The CLHS comes with ~110000 links. We know where each one of them goes, but where do they come from?
Imagine you're looking at a glossary entry. It's normative, but to which areas of the spec is it relevant? Which functions depend on its definition? I often asked myself that, and it bothered me enough that I wrote this program to extract the hyperlinking structure from the CLHS into an RDF graph, which can be imported into any database (of course, I recommend agraph) that can answer these types of questions.
= Creating the triple information
- Install the dependencies:
- asdf
- cxml-stp
- closure-html
- cl-ppcre
- drakma
- Load the clsem.asd,
(asdf:oos 'asdf:load-op :clsem)
(clsem:do-it #p"/path/to/output/file.ttl")

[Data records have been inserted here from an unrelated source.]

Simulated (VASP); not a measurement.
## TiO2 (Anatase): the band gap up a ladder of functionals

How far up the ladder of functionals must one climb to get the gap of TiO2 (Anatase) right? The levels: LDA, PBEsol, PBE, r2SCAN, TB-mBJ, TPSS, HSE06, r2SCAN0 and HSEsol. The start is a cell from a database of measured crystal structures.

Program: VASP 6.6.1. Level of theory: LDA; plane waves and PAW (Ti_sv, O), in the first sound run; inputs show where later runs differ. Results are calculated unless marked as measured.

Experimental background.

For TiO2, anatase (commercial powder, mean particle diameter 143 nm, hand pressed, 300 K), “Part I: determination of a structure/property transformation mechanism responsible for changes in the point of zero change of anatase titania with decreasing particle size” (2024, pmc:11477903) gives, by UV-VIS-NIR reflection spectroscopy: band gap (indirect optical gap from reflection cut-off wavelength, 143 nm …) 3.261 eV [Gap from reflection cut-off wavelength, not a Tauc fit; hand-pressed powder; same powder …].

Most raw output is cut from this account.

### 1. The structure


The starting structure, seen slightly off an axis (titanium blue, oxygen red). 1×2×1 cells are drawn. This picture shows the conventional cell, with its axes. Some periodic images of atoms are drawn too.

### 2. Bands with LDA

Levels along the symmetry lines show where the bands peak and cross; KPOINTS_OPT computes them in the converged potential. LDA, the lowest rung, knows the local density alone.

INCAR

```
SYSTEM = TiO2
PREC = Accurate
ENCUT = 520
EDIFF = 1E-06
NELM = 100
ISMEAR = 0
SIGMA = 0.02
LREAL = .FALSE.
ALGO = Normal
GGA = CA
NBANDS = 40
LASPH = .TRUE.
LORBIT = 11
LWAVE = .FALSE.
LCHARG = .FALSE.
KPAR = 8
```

This will query the lispworks HTTP servers and will take a long, long time. If you have a copy of the HyperSpec downloaded, you can use:
(clsem:do-it #p"/path/to/output/file.ttl"
:prefix "file:///Users/asf/Downloads/HyperSpec-7-0/HyperSpec")
And it will finish in ~9 seconds.
This file is in the turtle RDF triple language format. If you import the data into a graph database, things may be easier if you convert it to the ntriples format first. I recommend using the most excellent rapper for this task.